Below is a list of the supported and unsupported SQL commands available to use when writing queries against your Solr datastore.
Supported SQL commands
Note: If an SQL command is not listed it is not supported.
The basic syntax of the SQL select statement is as follows:
Select DBID, cm_creator as creator, `cm_content.size` as `size` from alfresco where `cm_content.size` > 1000 order by `cm_content.size` desc limit 100
The only table that can be specified is the alfresco table. The alfresco table contains the documents and fields that have been indexed within the Alfresco Indexing Server’s main Alfresco index.
Alfresco has a set of standard fields, which can be referred to by name in the SQL field list. The DBID field in the example
SELECT statement above is an example of a standard field.
The most useful ones are:
Fields from Content Models
Fields from Alfresco’s out of-the-box content models, as well as fields from custom content models can be referred to using the content model property qname, as in AFTS and the CMIS query language. The
cm_creator field in the example SQL statement refers to the creator field in the out-of-the-box cm content model. Fields that have a unique local name over all prefixes do not need to use the prefix.
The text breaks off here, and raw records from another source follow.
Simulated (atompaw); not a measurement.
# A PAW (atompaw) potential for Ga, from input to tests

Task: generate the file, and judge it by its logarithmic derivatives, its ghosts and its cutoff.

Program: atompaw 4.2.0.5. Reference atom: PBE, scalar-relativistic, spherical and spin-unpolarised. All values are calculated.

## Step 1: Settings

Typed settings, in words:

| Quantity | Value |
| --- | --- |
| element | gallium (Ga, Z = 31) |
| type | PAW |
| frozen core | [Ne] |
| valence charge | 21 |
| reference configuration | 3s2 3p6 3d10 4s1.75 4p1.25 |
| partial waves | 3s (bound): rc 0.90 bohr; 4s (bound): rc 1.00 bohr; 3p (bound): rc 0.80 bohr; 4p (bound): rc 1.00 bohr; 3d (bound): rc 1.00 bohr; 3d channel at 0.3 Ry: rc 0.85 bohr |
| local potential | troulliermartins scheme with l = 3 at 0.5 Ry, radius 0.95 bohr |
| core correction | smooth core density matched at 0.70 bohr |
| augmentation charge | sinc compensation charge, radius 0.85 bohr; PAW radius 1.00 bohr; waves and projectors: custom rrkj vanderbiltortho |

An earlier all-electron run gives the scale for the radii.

Note: Use “_” to separate the prefix and the locale name as “:” would have to be escaped.
Fields that include reserved words or special characters will need to be escaped using the back tick character. The
cm_content.size field in the example SQL statement is an example of back tick escaping. The only non-word character that can be used without escaping is the underscore “_”. We use Apache Calcite which has a list of reserved words that also need to be escaped, see https://calcite.apache.org/docs/reference.html. You are most likely to hit reserved keywords picking aliases for fields.
A curated set of fields are returned by default when * is used as the field list. Any field in the curated list of fields can be used in the SQL predicate and order by clause of a select * query.
The curated set of fields that are returned with select * queries include:
SQL field aliases are supported in the field list. Field aliases that contain special characters or reserved words need to be escaped with the back tick.
Note: You can’t use the WHERE, ORDER BY or HAVING clauses with field aliases.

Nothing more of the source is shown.